Errors & Omissions: Innocent words become casualties in the propaganda war

Click to follow
The Independent Online

Hands up, all those who are anti-life. Thank you. Now those who are anti-choice. Thank you. Well, not many hands will have gone up; probably none.

Now, what about those who are pro-life? I expect we will see a forest of hands. But what is this? Confusion around the hall. Some hands shoot confidently up and stay there. Others go up and then come hesitantly down again. Some people look bewildered or indignant and start to protest. What is going on?

What is going on is that most of the people in the hall realise that we are we are no longer talking about life. We are talking about abortion. The same would have happened if we had asked people to identify themselves as pro-choice. Our language is no longer working properly: hence the bewilderment. And it is no longer working properly because it has been hijacked by propaganda.

That little thought-experiment was prompted by a headline that appeared on a news page on Monday: "Abortion law prompts pro-life protests in Spain." That should have been "Abortion law prompts 'pro-life' protests in Spain". I believe "pro-life" and "pro-choice" should always be in quotation marks. These terms are snappy, brief, appealing and monstrously tendentious. A fair-minded newspaper should always distance itself from them by attributing them to somebody.

Life and choice, two innocent things that everybody likes, have been forcibly recruited, like African child-soldiers, for a bitter propaganda war. It is no more honest than the way industrial food is promoted with the cunning use of words such as "natural", "new" and "pure".

It doesn't help, of course, that the dispute about abortion is irresolvable, being a conflict of the imagination. Some people imagine the foetus as a person; others imagine it as a gynaecological event happening to the pregnant woman. Both ideas are consistent with the facts. Reason builds two opposed ethical structures on these poetical foundations, and language is powerless to bridge the void between them.

Jargon: An arts page feature on Tuesday informed us that a radical theatre company "are fielding website invective seemingly on a near daily basis". We are sadly familiar with "on a daily basis", a surprisingly popular way of using more words to say "daily". Now comes "on a near daily basis". How about "nearly every day"?
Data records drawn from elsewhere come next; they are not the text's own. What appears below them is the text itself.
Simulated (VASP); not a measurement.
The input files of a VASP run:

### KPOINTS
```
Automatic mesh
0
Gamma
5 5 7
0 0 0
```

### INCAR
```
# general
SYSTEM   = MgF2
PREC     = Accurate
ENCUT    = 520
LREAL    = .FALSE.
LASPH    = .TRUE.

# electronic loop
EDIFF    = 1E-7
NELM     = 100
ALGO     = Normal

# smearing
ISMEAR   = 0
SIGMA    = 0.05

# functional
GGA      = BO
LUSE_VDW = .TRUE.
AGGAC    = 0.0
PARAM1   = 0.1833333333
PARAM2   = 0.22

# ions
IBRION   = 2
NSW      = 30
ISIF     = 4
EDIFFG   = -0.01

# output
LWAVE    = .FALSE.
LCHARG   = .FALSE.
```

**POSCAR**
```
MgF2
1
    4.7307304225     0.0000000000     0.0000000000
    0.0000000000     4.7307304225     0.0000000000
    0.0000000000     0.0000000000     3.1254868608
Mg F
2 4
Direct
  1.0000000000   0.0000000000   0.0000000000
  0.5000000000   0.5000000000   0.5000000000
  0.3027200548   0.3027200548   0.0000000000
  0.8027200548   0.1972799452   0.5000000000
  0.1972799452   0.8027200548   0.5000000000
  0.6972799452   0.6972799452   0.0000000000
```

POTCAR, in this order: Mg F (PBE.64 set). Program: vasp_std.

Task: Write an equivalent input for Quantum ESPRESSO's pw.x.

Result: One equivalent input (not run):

The same piece, discussing a rash of political plays on the London stage, also offers this extraordinary extrusion of verbiage: "Does this signify a sudden flourishing of new political playwrighting? Or is this just a serendipitous consequence of timing that doesn't really reflect the wider picture?" The last 12 words are just a long way of saying "a coincidence".

In any case, it is a silly question for anybody to ask when writing a feature article, because if the answer is that, yes, it is just a coincidence, then there is no article to write.

Obvious: Halfway through a review of the new production of London Assurance published on Thursday came this: "The play brims with brio and youthful high spirits. To use an oenophile metaphor: it's not like savouring a full-bodied, venerable Burgundy; it's more like getting deliciously tiddly on bumper after bumper of Beaujolais Nouveau."

Yup, that's an oenophile metaphor all right. When a writer states what he is going to do, the reader senses discomfort. The fact is that the context here has nothing to do with wine. The oenophile metaphor, though vivid, feels a bit out of place. So the writer has to give it a little introduction: "OK, folks, are you ready for an oenophile metaphor? You are? Here goes ..."

Slight disruption: A feature article, published on Tuesday, told of the family life of a married couple who are both lawyers: "They have three children, and he [the husband] turned one of the rooms in their shared office into a crèche in order to minimise the disruption work can so frequently have on family life."

That illustrates what can easily happen when a writer starts one sentence but finishes another. It should be either "the disruption work can cause to family life" or the "the disruptive effect work can have on family life".

Or, even better, get rid of the abstract noun "disruption" altogether, and make it " ... so that work would disrupt their family life as little as possible".